Major battle brewing over leaks in Senate
FBI inquiry into release of 9/11 reports raises a question of who polices Congress.
WASHINGTON
This is a city where leaking has become an art form. The stealthy release of a tidbit that can push an agenda, or sway or test public opinion is so common that it is rarely even scrutinized.
But in post-9/11 America, that is changing. Leaks of information especially classified and sensitive to the country's war on terror are being vigorously chased down.
One of the most serious is the FBI's current investigation into the Senate Select Committee on Intelligence. It is alleged that a member or staffer leaked the classified text of two terrorist messages that the ultrasecret National Security Agency (NSA) had intercepted on Sept. 10 about an imminent attack.
What it adds up to is an unprecedented probe of Congress by the FBI, raising complicated questions about the separation of powers not seen since the days of the Pentagon Papers in the early 1970s.
For one thing, the case involves an agency of the executive branch, the FBI, investigating another branch of government. Both House and Senate rules specify that leaks on the Hill should be probed by their own ethics committees. Though congressional leaders themselves called for the FBI to come in, many lawmakers balk at the precedent it is setting.

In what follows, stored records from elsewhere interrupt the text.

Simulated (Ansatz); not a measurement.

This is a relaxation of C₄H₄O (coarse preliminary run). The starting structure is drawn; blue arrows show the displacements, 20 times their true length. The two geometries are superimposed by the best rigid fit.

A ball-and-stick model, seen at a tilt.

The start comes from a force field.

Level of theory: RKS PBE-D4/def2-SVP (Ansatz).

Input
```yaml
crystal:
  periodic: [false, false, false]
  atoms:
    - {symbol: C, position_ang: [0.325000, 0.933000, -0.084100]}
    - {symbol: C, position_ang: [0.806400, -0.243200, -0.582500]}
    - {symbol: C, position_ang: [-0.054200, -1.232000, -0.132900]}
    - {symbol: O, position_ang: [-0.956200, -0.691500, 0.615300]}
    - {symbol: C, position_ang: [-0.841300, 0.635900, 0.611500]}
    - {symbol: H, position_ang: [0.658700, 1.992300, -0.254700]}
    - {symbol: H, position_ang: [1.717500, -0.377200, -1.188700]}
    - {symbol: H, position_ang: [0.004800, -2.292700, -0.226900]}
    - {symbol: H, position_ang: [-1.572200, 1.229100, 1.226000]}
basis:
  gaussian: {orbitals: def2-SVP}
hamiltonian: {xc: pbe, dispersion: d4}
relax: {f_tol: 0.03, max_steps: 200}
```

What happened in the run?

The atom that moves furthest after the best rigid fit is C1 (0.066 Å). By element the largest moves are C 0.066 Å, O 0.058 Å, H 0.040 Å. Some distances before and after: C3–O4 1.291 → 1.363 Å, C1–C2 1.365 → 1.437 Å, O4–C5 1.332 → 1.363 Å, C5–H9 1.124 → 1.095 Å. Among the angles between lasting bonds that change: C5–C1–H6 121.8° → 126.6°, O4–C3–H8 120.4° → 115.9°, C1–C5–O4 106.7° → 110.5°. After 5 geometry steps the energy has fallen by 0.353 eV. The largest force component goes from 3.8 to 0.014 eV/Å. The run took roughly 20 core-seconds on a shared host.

Even more worrisome to some, the FBI is investigating the body responsible for its own oversight. In fact, a joint House-Senate panel is in the midst of conducting a review of intelligence lapses by the FBI and CIA that occurred prior to 9/11.
"It's maybe not a conflict of interest," says a former high-level intelligence official. "But it is definitely an embarrassing kind of conflict of responsibilities."
Consequently, how this investigation plays out is of paramount concern here. So far, the probe is centered on the Senate Intelligence Committee only. If the FBI determines a lawmaker leaked information, the Justice Department would have to turn it over to the Senate for action, which is where the constitutional clash starts to comes in.
"There's a little problem here in that the [federal] rules for revealing classified information apply to the executive branch," says a former Senate Intelligence Committee staff member.
Moreover, Congress has always claimed the right to discipline its own. "Ultimately, the framers and the court intended Congress to be the political branch," says Senate historian Richard Baker. "You have to reach Congress through political means ... not through judicial means."
At the least, the FBI's investigation will hinder the joint panel's probe. "It has already led to some delay in the work of the committee," says the former intelligence official. "In the worst case, it could undermine the credibility of what they are doing."
The request to bring in the FBI was made by the chairmen and ranking members of both the Senate and House Intelligence Committees. They did so, in part, to insulate themselves from any suggestion of a coverup. The lawmakers called for the probe in late June, after Vice President Dick Cheney publicly chastised them for the leak.
ON June 19, CNN broadcast the text of the two messages: "Tomorrow is zero hour," and "The match begins tomorrow." Although the NSA intercepted the dispatches Sept. 10, they weren't translated until after the attacks.
CNN's broadcast closely followed a closed-door session held by the panel. CIA Director George Tenet, FBI Director Robert Mueller, and NSA chief Michael Hayden had testified about what their agencies knew and what actions they had taken. So far, the probe is focusing on members on the Senate side only. "That's where the leads are pointing," a law-enforcement official says.
All 17 senators are being asked through a Justice Department memo whom they met during that period, what they said, and where the encounters took place. Investigators are also requesting that senators voluntarily hand over their daily schedules, planners, calendars, appointment books including Palm Pilots, e-mail, and computer calendar files as well as any notes of meetings with journalists. Some are being asked to submit to a polygraph.
Not surprisingly, Senate reactions vary about the requests. Sen. Bob Graham (D) Florida, who chairs the committee, says he will fully comply after he returns to Washington this weekend to review his files. But others are balking, noting, among other things, that the requests are targeting the Democratic-controlled Senate only.
"If asked, I would not give up my phone logs, and I would not take a lie-detector test," says Sen. Kent Conrad (D) of North Dakota, who is not under investigation.
The vice president's complaint stung members of the Intelligence Committee, because it had fought to take the lead in the investigation of possible intelligence lapses prior to 9/11. Some had argued that the job should be given to a blue-ribbon commission. But chairmen Graham and Rep. Porter Goss (R) of Florida noted that their joint committee had experience in dealing with classified documents and could be trusted to handle it quickly and discreetly.
Those intelligence committees, after all, were established in the late 1970s to curb a spike in leaks over the Vietnam War and the nation's covert operations. And the committee has shown it can police itself. In 1987 Sen. Patrick Leahy (D) of Vermont was forced to resign from the committee after it was discovered he gave a reporter access to a draft committee report on the Iran-contra affair.
But the Bush administration has been increasingly angered by leaks that they say could undermine the war on terror.